Payment Systems Regulator (PSR) indicated its plans to make the full reimbursement of authorised push payment (APP) fraud victims mandatory for the banks. 

The regulator is expected to gain new powers from the UK parliament in the first half of 2023, and plans to implement the new measures by 2024. 

These moves have been commended by Estonian-based regtech company Salv, as the firm expects this new rule to give incentive to banks to focus more on protecting customers against fraud. 

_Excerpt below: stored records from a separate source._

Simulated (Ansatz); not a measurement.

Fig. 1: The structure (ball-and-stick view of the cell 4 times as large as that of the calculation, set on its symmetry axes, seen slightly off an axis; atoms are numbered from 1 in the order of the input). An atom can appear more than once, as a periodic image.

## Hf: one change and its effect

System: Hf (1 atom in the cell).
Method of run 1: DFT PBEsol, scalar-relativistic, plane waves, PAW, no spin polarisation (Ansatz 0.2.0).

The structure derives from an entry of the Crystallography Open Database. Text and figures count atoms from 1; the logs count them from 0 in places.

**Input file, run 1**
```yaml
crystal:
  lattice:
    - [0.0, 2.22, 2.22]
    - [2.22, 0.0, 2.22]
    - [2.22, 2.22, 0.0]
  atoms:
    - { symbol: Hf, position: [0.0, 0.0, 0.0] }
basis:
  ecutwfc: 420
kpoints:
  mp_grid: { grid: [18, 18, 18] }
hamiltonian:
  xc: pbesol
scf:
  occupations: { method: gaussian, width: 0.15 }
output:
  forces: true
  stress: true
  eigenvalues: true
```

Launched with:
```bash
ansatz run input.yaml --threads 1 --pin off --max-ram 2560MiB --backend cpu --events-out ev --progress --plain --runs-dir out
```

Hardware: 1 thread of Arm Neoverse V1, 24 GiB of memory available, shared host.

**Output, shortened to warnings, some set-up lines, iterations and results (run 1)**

In its own effort in the fight against fraud, Salv has set up a GDPR-compliant network, Bridge, a double-encrypted collaborative crime-fighting platform, which enables immediate connections between banks and financial institutions. Bridge has been proven to be effective against criminal activity such as APP fraud, sanctions and money laundering. 

Salv states that the speed of fraud investigations for participating banks has increased 100 times following Bridge’s introduction, reducing the time to solve a case from 24-72 hours to around 10 minutes.

Salv CEO and Co-Founder, Taavi Tamkivi, spoke to Payment Expert in-depth about the importance of cross-connectivity and data sharing when it pertains to combating fraud, a mechanism which has shown to be fruitful for all parties involved. 

He spoke on PSR’s recent announcement, stating: “To stop APP fraud, we need to make it too expensive for criminal networks to even attempt it. Today, Salv’s Bridge covers 99% of the Estonian market and has expanded internationally, with four new networks in Europe. 

“Currently, around 50% of the cases are effectively stopped by banks using Bridge. This number will increase when more institutions join or establish individual collaborative networks and improve the automation of their internal anti-fraud systems.”

APP fraud has been on the rise, particularly in the UK, since 2021. Salv highlights that APP fraud cases increased by 39%, with losses mounting to £583m. The fraud prevention firm also notes that 97% of fraud transactions were instant payments, making it more complicated to recover funds. 

In response, the PSR has encouraged financial institutions to continue to develop their fraud detection and prevention tools, including ’supporting and encouraging improved intelligence sharing to spot fraudulent transactions and stop them from happening’. 

“LHV Bank in Estonia took part in the Bridge pilot and saw excellent results in a very short period. Bridge has been particularly useful in fraud prevention, including the rising fraud cases and Authorised Push Payments fraud,” commented Andres Kitter, Deputy CEO of LHV UK

“Now we are using the tool in the UK, where we process millions of payments for our global fintech clients daily. The platform opens a direct line to other institutions, helping us communicate and find the necessary information to stop these actions from completing.”